By far the best thing about Derailed is the performance of Clive Owen. This “almost” James Bond reveals levels of vulnerability and outrage that same of his other film portrayals have only hinted at. His Charles is a dark and brooding character caught in a web that is of course partially of his own making, but which soon becomes so entangled in unimaginable strands of other people’s doings that the character has to confront his own suburban bred impotence to try to set things right again. And that at least explains one of the codas, which brings the film to a relatively satisfying conclusion.

But too much else in Derailed plays like a second rate dinner theater version of Hitchcock. The innocent (or in this case semi-innocent) man lured into a web of intrigue and deceit. Seen it. The pathological behavior of a coterie of bad people. Seen it. The hard boiled police detective who knows something bad’s cooking, but can’t quite put his finger on it. Definitely seen it. If Derailed had jettisoned at least some of these elements, it would have been a leaner, meaner thriller and might have provided Jennifer Aniston with an entrée into femmes fatales roles. As it stands, she’s still cute and perky, but that isn’t exactly what a film like Derailed calls for.

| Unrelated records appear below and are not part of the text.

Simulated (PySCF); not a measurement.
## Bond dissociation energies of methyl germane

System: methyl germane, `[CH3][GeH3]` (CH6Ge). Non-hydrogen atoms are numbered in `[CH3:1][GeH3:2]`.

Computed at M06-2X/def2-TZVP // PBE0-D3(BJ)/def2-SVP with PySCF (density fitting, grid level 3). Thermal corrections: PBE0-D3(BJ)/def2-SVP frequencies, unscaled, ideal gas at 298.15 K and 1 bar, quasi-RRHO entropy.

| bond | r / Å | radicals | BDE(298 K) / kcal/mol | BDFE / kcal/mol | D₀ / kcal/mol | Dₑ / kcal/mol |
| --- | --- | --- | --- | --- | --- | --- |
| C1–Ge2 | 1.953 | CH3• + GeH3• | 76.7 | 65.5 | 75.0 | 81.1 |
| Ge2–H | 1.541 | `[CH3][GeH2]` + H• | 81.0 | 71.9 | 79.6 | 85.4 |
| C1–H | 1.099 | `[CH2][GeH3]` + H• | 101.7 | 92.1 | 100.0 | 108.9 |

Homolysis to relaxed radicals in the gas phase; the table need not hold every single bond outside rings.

Derailed Blu-ray Movie, Video Quality  2.5 of 5

Derailed unfortunately suffers from one of the poorer Blu-ray transfers I've seen recently. Delivered via an AVC codec, in 1080p and a 2.34:1 aspect ratio, Derailed is hobbled by omnipresent digital noise that litters the frame like a horde of pesky gnats flying indiscriminately around. Add to this some fairly overwhelming grain and you have the makings of even ardent DNR-phobes begging for a little noise reduction. Colors are quite good, with excellent saturation and a nicely varied palette, and in brightly lit scenes, where noise and grain tend to be diminished to relatively bearable levels, a good degree of fine detail and sharpness emerge in the image. But overall this is a fairly shoddy looking Blu-ray that is certainly not going to set any fan's heart a-flutter with its hi-def clarity.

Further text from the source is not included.